Chris Rothwell, Director of Education, Microsoft UK

New research from Microsoft UK shows more than half of teachers (58 per cent) believe the current education system is failing to encourage lifelong learning.

  • 77 per cent feel unable to do their best work due to time and resource constraints
  • While 74 per cent agree technology aids students’ learning, just 15% feel confident using it
  • 44 per cent of teachers don’t believe today’s classrooms are set-up to facilitate modern learning
  • Only 42 per cent say their school is primarily focused on instilling the skills students need for success in the world of work

The current education system is failing to prepare students for the future, according to new research from Microsoft UK. Despite forecasts from the World Economic Forum that workers will need to be ‘agile lifelong learners’ in the workplace, students are not being set up for success. Less than half (42 per cent) of teachers surveyed say schools are instilling the skills students will need in the world of work.

The research, which unpicks the views of 755 UK primary and secondary school teachers, found that they are not able to do their best work due to time and resource constraints (77 per cent) and are forced to ‘get through the day’ instead of thinking creatively and innovatively about individual student needs (67 per cent).

It also uncovered that teachers are largely working in classrooms that are not fit for purpose – with over half (52 per cent) still mostly using analogue equipment and 54 per cent of students lacking access to devices. That’s despite teachers being clear on how technology can support student learning (74 per cent), create a more inclusive learning environment (53 per cent) and positively impact student-teacher collaboration (49 per cent).

Teachers are also not equipped to make the most of school technology investments, with just 15 per cent feeling confident about using technology and only a third (33 per cent) receiving hands-on training. This, coupled with time-poor schedules and disparity in teaching priorities, is holding educators back from making the most of the tools at their disposal and preparing students for the future.

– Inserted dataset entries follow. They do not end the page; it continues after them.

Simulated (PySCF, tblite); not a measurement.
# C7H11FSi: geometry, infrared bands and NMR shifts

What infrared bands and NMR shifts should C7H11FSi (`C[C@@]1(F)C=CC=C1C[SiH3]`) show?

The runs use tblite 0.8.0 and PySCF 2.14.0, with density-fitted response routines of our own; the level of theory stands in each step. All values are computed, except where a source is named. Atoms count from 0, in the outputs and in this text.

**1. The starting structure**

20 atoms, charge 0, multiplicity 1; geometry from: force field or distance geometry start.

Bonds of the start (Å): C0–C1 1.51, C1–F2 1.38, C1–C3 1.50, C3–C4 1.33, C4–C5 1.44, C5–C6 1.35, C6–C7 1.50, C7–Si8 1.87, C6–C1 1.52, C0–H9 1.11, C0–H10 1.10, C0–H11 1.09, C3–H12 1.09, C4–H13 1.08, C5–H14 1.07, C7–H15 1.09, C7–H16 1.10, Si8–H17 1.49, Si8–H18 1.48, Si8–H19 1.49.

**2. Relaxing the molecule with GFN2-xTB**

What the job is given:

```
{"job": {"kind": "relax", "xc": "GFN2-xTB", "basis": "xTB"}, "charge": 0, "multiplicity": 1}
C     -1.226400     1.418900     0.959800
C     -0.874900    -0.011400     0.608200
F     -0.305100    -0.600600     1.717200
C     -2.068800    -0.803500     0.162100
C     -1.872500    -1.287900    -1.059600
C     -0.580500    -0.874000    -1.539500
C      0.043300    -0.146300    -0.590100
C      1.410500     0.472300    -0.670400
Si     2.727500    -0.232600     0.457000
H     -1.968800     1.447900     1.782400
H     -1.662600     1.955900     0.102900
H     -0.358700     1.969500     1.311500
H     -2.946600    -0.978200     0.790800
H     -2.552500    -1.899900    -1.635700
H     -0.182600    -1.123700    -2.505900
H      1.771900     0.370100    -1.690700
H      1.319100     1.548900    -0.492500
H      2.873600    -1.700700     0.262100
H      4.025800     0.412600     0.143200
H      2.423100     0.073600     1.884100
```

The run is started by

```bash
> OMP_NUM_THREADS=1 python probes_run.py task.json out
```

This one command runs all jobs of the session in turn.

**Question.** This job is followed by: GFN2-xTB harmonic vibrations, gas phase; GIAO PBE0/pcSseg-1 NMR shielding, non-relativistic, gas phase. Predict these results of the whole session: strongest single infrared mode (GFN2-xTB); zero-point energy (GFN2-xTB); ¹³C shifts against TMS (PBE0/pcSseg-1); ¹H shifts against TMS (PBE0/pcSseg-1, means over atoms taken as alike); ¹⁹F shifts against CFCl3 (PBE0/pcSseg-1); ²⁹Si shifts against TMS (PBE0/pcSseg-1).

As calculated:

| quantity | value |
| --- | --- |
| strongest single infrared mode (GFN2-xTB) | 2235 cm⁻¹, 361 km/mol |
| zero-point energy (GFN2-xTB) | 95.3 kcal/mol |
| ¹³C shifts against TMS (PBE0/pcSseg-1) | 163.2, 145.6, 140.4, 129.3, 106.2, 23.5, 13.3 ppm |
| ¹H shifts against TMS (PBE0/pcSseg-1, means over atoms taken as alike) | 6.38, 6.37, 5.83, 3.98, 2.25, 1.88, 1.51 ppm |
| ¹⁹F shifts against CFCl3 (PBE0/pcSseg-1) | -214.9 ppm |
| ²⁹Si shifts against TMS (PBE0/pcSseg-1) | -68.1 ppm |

Paul Watkins, Digital Learning Development Department, Ysgol Bae Baglan, a 3-16 all-through school in Neath, Port Talbot says:

“The biggest challenge in teaching today is finding the balance between work and personal life whilst simultaneously helping students achieve more. For us, the benefits of technology speak for themselves – giving teachers back time and enabling more engaging and inclusive lessons. The key is knowing what you want to achieve and empowering students with the skills, knowledge and ability to succeed in the working world.”

The need to evolve the skills being taught in today’s classrooms to adequately prepare pupils for the future was also underlined. While 41 per cent of teachers cited the ‘ability to retain information’ as a key skill currently being prioritised, just 6 per cent felt it would be important for students in the future. Instead, teachers feel that building ‘resilience’ (59 per cent) and ‘problem-solving (53 per cent) would be critical – with 66 per cent highlighting technology as critical for broadening student skillsets beyond the curriculum, including collaboration and digital skills.

Chris Rothwell, Director of Education, Microsoft UK says:

“The role of the teacher has never been more vital than it is today. Within a rapidly changing world, the next generation must be prepared with the confidence, skills and lifelong learning mindset needed to succeed. Teachers have a key role to play in instilling this. Our research shows that teachers, as always, are eager to go above and beyond to nurture future-ready skills and innovate in the classroom. What’s important is that they have the support that they need to help them get here: access to great learning environments, opportunities for strong professional development and the chance to work in evolving, transformational environments that support our future leaders.”

Microsoft urges schools to equip teachers with the confidence, tools, knowledge and environment to deliver the education students need to succeed in the future: 

  • Putting in place a leader to drive a future-focused strategy that integrates and embeds future-ready skills into the curriculum – find out more via the Education Transformation Framework
  • Integrating technology and digital skills into the curriculum to increase collaboration, peer-to-peer sharing and grow digital skills in young people through certifications and digital skills programmes – find out more at Microsoft Education
  • Creating and encouraging professional learning communities to inspire and support colleagues as they embrace technology and grow their own digital skills through professional development programmes – find out more via the Microsoft Educator Community
  • Learning more about cloud-based technology and easy-to-manage devices to stay modern in the classroom – find out more through Cloud for Education and Surface for Education

About this research: All figures, unless otherwise stated, are from YouGov Plc.  Total sample size was 755 teachers. Fieldwork was undertaken between 27th November and 4th December 2018.